The decision for Norfolk to have a £60m superfast broadband network by 2015 has been described as "historic" by the leader of the county council.
Derrick Murphy welcomed the government's decision to match the council's £15m bid for the network, with private firms set to add £30m.
Norfolk was one of only four counties to be given government funding due to its rural location and slow speeds.
"It's a fantastic day for Norfolk," said Conservative Mr Murphy.
"It's what we've been crying out for in this county for ages and it is a truly historic day now that we've got it," he added.
Other counties to receive an share of £49m funding from Broadband Delivery UK (BDUK) are Wiltshire and Devon and Somerset, which launched a joint bid.
Currently more than 50,000 homes and businesses in Norfolk are in broadband "not spots", having no broadband access or experiencing speeds of less than 2Mbps (megabits per second), Norfolk County Council said .
It promised every property in Norfolk could access a minimum connection of 2Mbps by 2015 and superfast broadband would be available for most of the county.
Superfast internet would be at least 10 times faster.
Independent research carried out by SQW consultants predicted the superfast rollout could bring an extra £401m into the Norfolk economy by 2025.
It also shows that about 1,330 jobs could be created.
Chris Starkey from Shaping Norfolk's Future said the news was "at least as important as the A11 dualling" and would benefit "thousands of businesses, schoolchildren and older people".

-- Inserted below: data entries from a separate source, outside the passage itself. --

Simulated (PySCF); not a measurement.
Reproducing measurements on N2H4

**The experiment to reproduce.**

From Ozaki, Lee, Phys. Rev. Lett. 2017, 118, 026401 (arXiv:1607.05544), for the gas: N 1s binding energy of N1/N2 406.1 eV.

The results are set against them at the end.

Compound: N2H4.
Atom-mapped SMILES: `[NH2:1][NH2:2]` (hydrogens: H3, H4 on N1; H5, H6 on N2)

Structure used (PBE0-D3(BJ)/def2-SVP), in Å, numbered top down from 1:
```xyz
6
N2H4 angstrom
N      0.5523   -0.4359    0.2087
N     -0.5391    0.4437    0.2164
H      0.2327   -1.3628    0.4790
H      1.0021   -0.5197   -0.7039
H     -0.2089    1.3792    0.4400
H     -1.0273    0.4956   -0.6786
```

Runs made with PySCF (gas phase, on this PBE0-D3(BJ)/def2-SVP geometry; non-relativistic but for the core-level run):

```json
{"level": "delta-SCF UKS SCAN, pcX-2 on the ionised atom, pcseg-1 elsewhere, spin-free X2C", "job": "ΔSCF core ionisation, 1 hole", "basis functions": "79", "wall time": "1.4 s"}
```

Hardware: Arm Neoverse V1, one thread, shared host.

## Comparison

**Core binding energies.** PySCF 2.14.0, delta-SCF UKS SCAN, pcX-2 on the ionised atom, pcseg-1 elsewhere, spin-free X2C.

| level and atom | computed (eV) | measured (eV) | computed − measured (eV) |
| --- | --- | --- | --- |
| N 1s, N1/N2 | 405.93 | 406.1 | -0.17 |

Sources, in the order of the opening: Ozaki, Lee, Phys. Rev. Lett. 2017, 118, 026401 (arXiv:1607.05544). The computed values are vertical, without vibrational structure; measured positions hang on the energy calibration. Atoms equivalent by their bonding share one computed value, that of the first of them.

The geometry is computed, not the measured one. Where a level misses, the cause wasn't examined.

Caroline Williams, chief executive of Norfolk Chamber of Commerce, said she believed the pledge would "help people to embrace new technologies" and "help the economy at a time when we really need it".
Sarah Lee, head of policy for The Countryside Alliance Foundation, said: "We welcome this new funding package but it is important that there is competitive rollout of broadband services."
The government said it wanted to make the UK the best place for superfast broadband in Europe by 2015.